17 February 2022

Ukraine, Russia, and what about us?

Screenshot from source.  

"Who are you Americans to claim the moral high ground?"

When discussing the Ukrainian/Russian/NATO tensions, I sometimes encounter some variation on this theme of the USA's many imperfections.

These imperfections may be general (we're captive to capitalism; we have genocidal and racist blood on our hands; in the USA, civil liberties are for the privileged), or they may be more specific (we promised no NATO expansion; we can't understand Russia's geographic vulnerability; NATO's "Pax Americana" is a form of colonialism).

Life is complicated. All of these points deserve due attention, but we cannot compensate for the USA's flaws by excusing the gaslighting and manipulations of Vladimir Putin's teams. 

A few years ago, I published a link on this blog to an openDemocracy article by Philip Evans, "Why Russia watchers should listen to Glenn Greenwald." (As you read the article, you'll see that Greenwald is a convenient reference but not central to the author's main points.) For the most part, I agree with almost everything in the article, noting that Evans doesn't gloss over the authoritarianism we see in Russia's political life, and doesn't argue for perfect equivalence between countries.

However, at the heart of the article is this assertion:

If you are going to criticise a foreign government, then you are morally obliged to be just as scrupulous with your own.

I agree in principle, but also want to say, it's not that simple. A lot depends on who "you" is.

Screenshot; source.  
For the community of Christian pacifists (none of whom are, of course, authorized to speak for all of us), I would agree that our common witness should direct the same intelligent and compassionate skepticism at all social and political structures, not favoring the system we happen to live in. We are citizens of another commonwealth entirely, and the Prince of Peace is our guide.

Furthermore, we have (or ought to have) some kind of mutual accountability, which we generally exercise within our congregational and denominational structures, with elders to help us, and so on. Given this mutual accountability, I'm not required to be equally critical of the USA and Russia at all times.

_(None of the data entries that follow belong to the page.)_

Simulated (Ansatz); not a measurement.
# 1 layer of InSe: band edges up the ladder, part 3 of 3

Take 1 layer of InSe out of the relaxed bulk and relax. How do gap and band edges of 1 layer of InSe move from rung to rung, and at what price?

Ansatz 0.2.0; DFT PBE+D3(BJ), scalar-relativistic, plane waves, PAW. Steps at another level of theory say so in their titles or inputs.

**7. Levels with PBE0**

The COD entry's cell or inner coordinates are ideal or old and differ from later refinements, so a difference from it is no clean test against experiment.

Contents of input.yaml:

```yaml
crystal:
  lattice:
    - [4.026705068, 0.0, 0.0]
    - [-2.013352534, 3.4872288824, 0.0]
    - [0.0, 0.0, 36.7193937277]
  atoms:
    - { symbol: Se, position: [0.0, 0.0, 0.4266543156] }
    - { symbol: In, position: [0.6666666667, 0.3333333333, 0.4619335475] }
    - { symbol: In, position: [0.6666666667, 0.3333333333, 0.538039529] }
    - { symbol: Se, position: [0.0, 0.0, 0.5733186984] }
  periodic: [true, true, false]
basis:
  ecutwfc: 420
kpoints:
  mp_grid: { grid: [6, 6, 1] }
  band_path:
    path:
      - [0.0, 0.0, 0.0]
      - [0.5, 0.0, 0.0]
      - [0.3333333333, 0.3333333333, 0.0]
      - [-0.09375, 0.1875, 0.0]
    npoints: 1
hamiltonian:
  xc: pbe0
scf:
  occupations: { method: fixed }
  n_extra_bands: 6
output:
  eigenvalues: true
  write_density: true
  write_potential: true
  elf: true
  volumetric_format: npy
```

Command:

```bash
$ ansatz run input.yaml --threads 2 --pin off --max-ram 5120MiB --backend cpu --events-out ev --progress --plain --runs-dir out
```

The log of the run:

If I'm writing about the vanishing public space for freedom of conscience in Russia, I'm not personally required to balance each detail with an equivalent sin in the USA, even though in our  cash-dominated, Trump- and Bannon-warped body politic, that job needs to be done. Of course, there are propagandists on Russian government payrolls that do an excellent job at whataboutism, but just as I might focus at this moment on Russian leaders' corrupt dealings with Ukraine, someone else in our faithful and mutually accountable division of labor will be focusing the same quality of examination on the USA's variable faithfulness to its own founding ideals. The community of people who care about civil society and freedom of conscience everywhere should help each other preserve the unblinking and independent moral vision that Philip Evans advocates.

When we take the full scope of national histories into account, things become even more complicated. The Soviet Union practiced cruelty and genocide on an industrial scale within living memory. There are some people still alive today who remember the horrors of 1937 and the wartime removals of whole nations within the USSR. 

Screenshot; source.  
Those were not the "good old days" in the USA either, with Jim Crow's team (to take just one example) preventing even simple anti-lynching laws from passing Congress! But, despite sin in both camps, there is no equivalence between the USSR and the USA at that time. The American colonies, and the country that succeeded them, had their own earlier era of mass cruelty to aboriginal populations and enslaved people, with consequences that flay our nation right up to this moment.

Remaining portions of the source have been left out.